I am writing a tool that will pull data from an API and save it as CSV. I want to run this daily and update my CSV, removing duplicates. Currently the data is pulled and stored fine, however I have two problems.
- There is a duplicate header row somewhere in my data that isn’t being removed with drop_duplicates()
- If I delete the data.csv file and run the tool twice the data.csv file changes in size by ~5,000 kb and I don’t know why
Here is the relevant code.
def fetch_data_from_api(self):
resource_dump_data = ""
for idx, resource in enumerate(self.package["result"]["resources"]):
if resource["datastore_active"]:
url = self.base_url + "/datastore/dump/" + resource["id"]
resource_dump_data += requests.get(url).text
return pd.read_csv(io.StringIO(resource_dump_data))
def load_data_to_main(self, new_data):
if os.path.isfile(self.CSV_FILE_PATH):
existing_data = pd.read_csv(self.CSV_FILE_PATH)
new_entries = pd.concat([existing_data, new_data])
else:
new_entries = new_data
new_entries = new_entries.drop_duplicates()

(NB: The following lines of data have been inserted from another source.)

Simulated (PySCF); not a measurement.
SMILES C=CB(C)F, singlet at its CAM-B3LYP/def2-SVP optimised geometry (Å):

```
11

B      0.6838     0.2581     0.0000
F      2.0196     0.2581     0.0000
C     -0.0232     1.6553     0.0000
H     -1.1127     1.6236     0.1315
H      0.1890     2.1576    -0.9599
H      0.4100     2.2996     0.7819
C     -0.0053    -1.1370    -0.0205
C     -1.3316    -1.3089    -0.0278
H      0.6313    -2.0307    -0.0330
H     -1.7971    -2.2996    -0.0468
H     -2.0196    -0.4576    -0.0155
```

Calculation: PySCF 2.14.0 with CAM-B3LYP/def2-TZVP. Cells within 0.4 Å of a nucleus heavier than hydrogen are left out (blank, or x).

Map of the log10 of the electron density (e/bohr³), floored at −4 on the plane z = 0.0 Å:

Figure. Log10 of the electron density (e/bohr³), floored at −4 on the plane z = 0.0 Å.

new_entries.to_csv(self.CSV_FILE_PATH, index=False)
def main():
extract=Extract()
new_data = extract.fetch_data_from_api()
extract.load_data_to_main(new_data)
print("Complete!")
if __name__ == "__main__":
main()
The images below show the change in file size and the duplicate header row:
(https://i.stack.imgur.com/alyBL.png)(https://i.stack.imgur.com/7oGT9.png)(https://i.stack.imgur.com/FrPhP.png)
>Solution :
It looks like 1) fetch_data_from_api returns a pandas dataframe that is read from a csv file, and 2) this new data is passed to load_data_to_main() where it is concatenated with an existing pandas dataframe (which is itself read from a csv file). Concatenating these two dataframes (if they have the correct header) should result in only one header. Therefore, my guess is that one of the two dataframes (existing_data or new_data) must already have the duplicate header row when read in. If so, running "drop duplicates" won’t delete the duplicate header since it would be considered a regular row (different from all other rows).
Is the api dump duplicating headers in the csv data dump?
If so, you could try reading in all csv files without a header (header=None) and then I believe dropping duplicates will result in only one header being present.